By Melissa Fraser, Staff Writer
Amidst centuries of colonization and ongoing threats to their cultures, the Native Wabanaki population is working towards increasing Indigenous language courses, representation and awareness at USM.
Concerned members of the Native American Student Alliance (NASA) met with President Cummings and Provost Jeannine Uzzi on April 2 to discuss changes they would like to have implemented at USM.
“We depend on our connections as Native people,” said Kendra Sockabasin, a member of NASA and a student at the University of Maine in Augusta (UMA).
“We have students that come to the University of Maine System (UMS) not knowing anything about their background as Native people, and then they come and what is available for them? There is no space for them to go to get that connection. It’s hard to find. It needs to be a more accessible connection,” Sockabasin said.
A Wabanaki Center was created at the University of Maine at Orono to support Native students and provide programs to increase knowledge and awareness of language and culture, according to the UMO website.
Creating visibility for Native students is an important piece of increasing awareness and the acknowledgment of Native culture, according to NASA member, Lilah Akin, a senior geography and anthropology major with a focus in cultural and natural heritage management at USM.
A deficit narrative surfaces in these conversations, even amongst well-meaning allies, which draws attention to the challenges but also reinforces stereotypes and implies hopelessness, said Akin.
“We can use better practices and explore how to shift the language. But if we don’t have a physical place to do that, and a physical place to attract students so that they’re not invisible or so that there’s a place where they can be proud of who they are or that they have support, just like how we support our LGBTQ community and students of color, we owe it to the Indigenous people here,” Akin said.
Wabanaki Natives are concerned about maintaining the language and are focused on teaching the language to Native and non-Native students, according to Sockabasin.
“We’ve been in this era of reclamation and recording and now it’s time to go into implementation and teaching and sharing,” said Sockabasin.
USM falls short in Native course offerings, with only two introductory language courses. At UMA, where Sockabasin attends, they offer none.

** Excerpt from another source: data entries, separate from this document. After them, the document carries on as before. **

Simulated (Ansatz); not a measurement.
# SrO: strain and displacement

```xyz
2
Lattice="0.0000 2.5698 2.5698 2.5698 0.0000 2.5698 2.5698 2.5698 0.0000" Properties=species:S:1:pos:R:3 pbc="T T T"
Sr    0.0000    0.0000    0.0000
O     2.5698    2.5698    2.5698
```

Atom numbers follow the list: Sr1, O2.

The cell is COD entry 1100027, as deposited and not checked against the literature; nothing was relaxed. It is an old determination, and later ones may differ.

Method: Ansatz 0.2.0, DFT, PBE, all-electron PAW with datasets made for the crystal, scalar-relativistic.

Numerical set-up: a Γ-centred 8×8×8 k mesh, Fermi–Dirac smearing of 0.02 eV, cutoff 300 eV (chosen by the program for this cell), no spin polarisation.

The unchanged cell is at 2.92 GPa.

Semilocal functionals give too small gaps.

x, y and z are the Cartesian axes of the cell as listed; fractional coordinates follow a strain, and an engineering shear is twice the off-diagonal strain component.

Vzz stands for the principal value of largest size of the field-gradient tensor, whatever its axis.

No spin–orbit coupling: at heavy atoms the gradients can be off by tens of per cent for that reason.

In 1879, the United States started a forced assimilation project under the direction of Civil War veteran Lieutenant Colonel Richard Henry Pratt. Native children were removed from their homes and placed in Residential Schools in an effort to assimilate youth into mainstream American culture, according to the Carlisle Indian School website.
Forced assimilation created intergenerational trauma for Native people. Their language, culture and identity was suppressed and criminalized, according to an article published by the Pulitzer Center.
Over the course of 40 years, over 10,000 Native children from 141 tribes attended Carlisle, according to a report on the USM website. There were ultimately only 158 Native youths who graduated and received degrees from the program.
“Now, especially with younger generations coming in and knowing more about the deeper story and the full history, we can move forward and work together with the systems that already exist to make it what it should be,” said Sockabasin.
The number of Native language speakers shrank due to forced assimilation. “By 1943, two thirds of Native peoples could not speak their own language,” according to the USM report.
Efforts have been made by UMS to increase educational accessibility to Native students, according to the USM report. A tuition waiver and scholarship program have been created and currently exists for all Native students on all campuses. The waiver covers all mandatory fees, accredited courses and additional funding supports room and board on campus.
“Being a Native student is amazing. We have opportunities that are given to us from the University of Maine System, but once we get into those positions, the support is very much lacking. Then the actual completion of our degrees becomes harder,” said Sockabasin.
Research conducted by the American Psychological Association (APA) has shown that creating cultural centers and providing institutional support leads to a more successful educational experience for Native students.
“A lot of us want to be giving back to our communities. We want to be studying us. We want to be helping progress our tribe and give back in that way, but we don’t have those opportunities right now,” said Sockabasin. “We can go to school, but we have to work so hard to find our correct curriculum, the curriculum that we desire.”
Studies show that this is a common desire amongst Native people and that they benefit most from “educational environments that are consistent with their cultural norms and are respectful of their ethnic identity,” according to the APA.
“It’s a wheel that’s really slow turning and needs a crank. I think that the students are partially responsible for that crank, but the institution itself throughout history has been lacking and we’re at a major opportunity for growth,” said Sockabasin.
Both NASA members say this is a time of healing for the Native community. They believe positive change is necessary and possible across UMS.
“We can all do it together. It’s possible, the opportunity is there, we just need to harness it and work together,” said Sockabasin.